Thursday, January 22, 2004

Selection 2004: Iowa


Quoted from the January 22 issue of The Stranger:
I run across [Howard Dean-supporter Ray] Minchew, who is wearing a jacket and tie.  “It’s the triumph of the bullshit media,” is the first thing out of his mouth.  “It’s fucking bullshit.”  Minchew is referring to negative coverage Dean encountered in the last few weeks.  As he was sailing toward the nomination, the media became increasingly critical, pumping out a series of “gotcha” stories, from Dean’s support for a wife-beating security chief to Newsweek and Time’s recent cover stories about Dean’s temperament.
I agree.  On Monday evening (when I had been on a plane most of the day), when my mother told me about the Dean upset, it’s the first thing I thought.

For the past few months, Dean has been pretty much the only candidate getting any significant coverage from the media.  (And this includes the right-wing media: they have nothing good to say about any of the Democratic candidates, but 95% of their negativity has been aimed at Dean, marking him clearly as the one they fear the most.)  How imbalanced has that coverage been?  Well, I would certainly be able to identify Kerry and Dean and Lieberman in pictures; I might be able to pick Gephardt and Kucinich out of a police line-up; I can only identify Braun, Sharpton, and Clark after seeing pictures in the last week (Clark on the cover of The Advocate); but I couldn’t begin to tell you what Edwards looks like.  (I’m pretty sure he’s a white guy with no facial hair, though.)

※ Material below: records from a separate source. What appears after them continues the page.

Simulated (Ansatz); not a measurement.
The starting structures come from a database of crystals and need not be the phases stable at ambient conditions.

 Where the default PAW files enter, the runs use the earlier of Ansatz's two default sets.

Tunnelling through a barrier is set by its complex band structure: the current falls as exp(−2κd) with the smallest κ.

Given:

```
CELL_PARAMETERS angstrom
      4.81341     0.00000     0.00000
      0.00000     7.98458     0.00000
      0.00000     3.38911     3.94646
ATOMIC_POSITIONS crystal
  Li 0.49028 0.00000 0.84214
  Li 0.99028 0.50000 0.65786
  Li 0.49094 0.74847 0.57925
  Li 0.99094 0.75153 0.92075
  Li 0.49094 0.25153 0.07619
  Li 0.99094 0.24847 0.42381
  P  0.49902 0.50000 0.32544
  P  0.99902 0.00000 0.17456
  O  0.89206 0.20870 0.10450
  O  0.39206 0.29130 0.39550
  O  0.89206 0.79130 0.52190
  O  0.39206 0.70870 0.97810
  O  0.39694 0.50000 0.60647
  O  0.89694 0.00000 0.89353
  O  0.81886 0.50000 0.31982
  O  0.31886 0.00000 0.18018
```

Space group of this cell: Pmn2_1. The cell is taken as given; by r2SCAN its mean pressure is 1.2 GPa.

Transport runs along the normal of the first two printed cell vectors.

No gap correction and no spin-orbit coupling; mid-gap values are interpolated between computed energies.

For the past couple weeks, it’s like “Tally ho!” and the hounds are after Dean the Fox, ready to tear him to bits.  They are aided by a couple negative things Dean had thrown to them, but the appearance is totally that of a need to chop the legs out from under the one they’ve been carrying thus far.  The media realized that he was the front-runner because of them.

In Iowa itself, and elsewhere, I doubt that the negative stories really had much effect on the people already dedicated to Dean, or to the other candidates.  What I see is probably 50,00 caucus-goers who had made up their minds a month ago, and 75,000 who paid as little attention to what was going on as possible until the week before they had to vote.  At that point, they looked around, saw massive negativity about Dean, and a little positive coverage of Kerry and Edwards, and they made their decision based on the headlines and little else.  (Much though we would like it to be otherwise, I think that’s exactly how half or more of the country votes: negligible forethought, and then vote for who their party or newspaper suggests, or even just the name they recognize the easiest.)

What happened to Gephardt, who won a previous caucus in Iowa, I don’t know.  (Sure I do: no coverage at all = no votes at all from the “pay no attention” segment.)

We’ll see what happens in New Hampshire, and then for Super Tuesday.  Will the Media Hounds keep chasing Dean?  Or will they catch the scent of Kerry as the new quarry, letting Dean catch his breath?